Maluti – Unknown Village in Jharkhand with 108 Terracotta Temples

Architecture, Jharkhand

Last Updated on: Oct 2, 2015 

Maluti, a nondescript hamlet is situated near the Bengal– Jharkhand border at Dumka district of Jharkhand. What sets apart this village from others is the presence of as many as 108 temples clustered in a radius of about 350 metres.

Temples of Maluti

The History of Maluti

It was during the reign of emperor Alauddin Hussain Shah of Gour (1495 – 1525) when the Sultan had camped with his entourage near Maluti. During this time, the Begum had lost her pet hawk (Baaj pakhi in Bengali) and was quite upset. The Sultan, to please his queen announced that anyone who finds the bird will be rewarded handsomely. As chance would be, a local shepherd named Basanta found the bird and returned it to the emperor. The Sultan was so happy that he awarded several acres of tax-free land to Basanta. Thus Basanta became the first king of Baaj Basanta dynasty and marking the beginning of Nankar (non tax) region. Basanta came to be known as Baaj Basanta because of his tryst with the “Baaj”.

Shiva Linga at a temple of Maluti

Baaj Basanta’s great grandson Rajchandra was defeated by the King of Rajnagar in the battle of Damra. His four sons fled and shifted the capital to Maluti in about 1680 and they started living separately. The house of Rakharchandra, the eldest son, came to be known as Rajbari (house of the king). The eldest son of the family was automatically given the title of Raja. The second son Prithvichandra’s house was called the Madhyam Bari (house of the second). Ramchandra, who like his brother got one-fourth share, and was called Sikir Bari (house of one-fourth share). The fourth and last son Madhavchandra had six sons, so his house came to be known as Chhai Taraf (house of six).

Raas Mancha at Maluti

During this time, many terracotta artisans called “Sutradhars” travelled along the villages displaying their art. These craftsmen met the four brothers and under their patronage built several temples. The terracotta temples are of various designs and patterns. Most of the temples here follow the charchalla (four sloped roofs) form of architecture, the most common form found in Bengal. There are few temples following the Orissan style of architecture. Some of the temples have intricate terracotta designs depicting various Hindu mythological and religious events.
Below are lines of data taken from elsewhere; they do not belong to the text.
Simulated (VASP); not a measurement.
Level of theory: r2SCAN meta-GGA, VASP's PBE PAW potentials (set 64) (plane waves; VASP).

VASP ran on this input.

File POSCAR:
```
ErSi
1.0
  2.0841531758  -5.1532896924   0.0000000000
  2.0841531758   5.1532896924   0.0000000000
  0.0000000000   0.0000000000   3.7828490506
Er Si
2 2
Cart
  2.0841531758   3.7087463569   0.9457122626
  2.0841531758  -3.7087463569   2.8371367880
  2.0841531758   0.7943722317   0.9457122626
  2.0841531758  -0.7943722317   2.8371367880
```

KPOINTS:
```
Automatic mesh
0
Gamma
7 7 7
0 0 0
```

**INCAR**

The battle of Ram and Ravana depicted in terracotta works

There are intricate details of war scene between Ram and Ravana at the Madhyam Bari. These scenes are found in some other temples of Maluti  also. There is also the life stories of Sri Krishna depicted in terracotta panels as well as that of Goddess Durga.

Devi Durga depicted by terraicotta works at Maluti

What surprised us was that the designs were also inspired by the current social scenarios. There is a carving of a Babu going for hunting in a palanquin.

Babu going in palanquin

There is also a very minute carving of some soldiers – the first soldiers on horseback with sword followed by soldiers wielding guns. This showed the advent of East India Company in Indian landscape.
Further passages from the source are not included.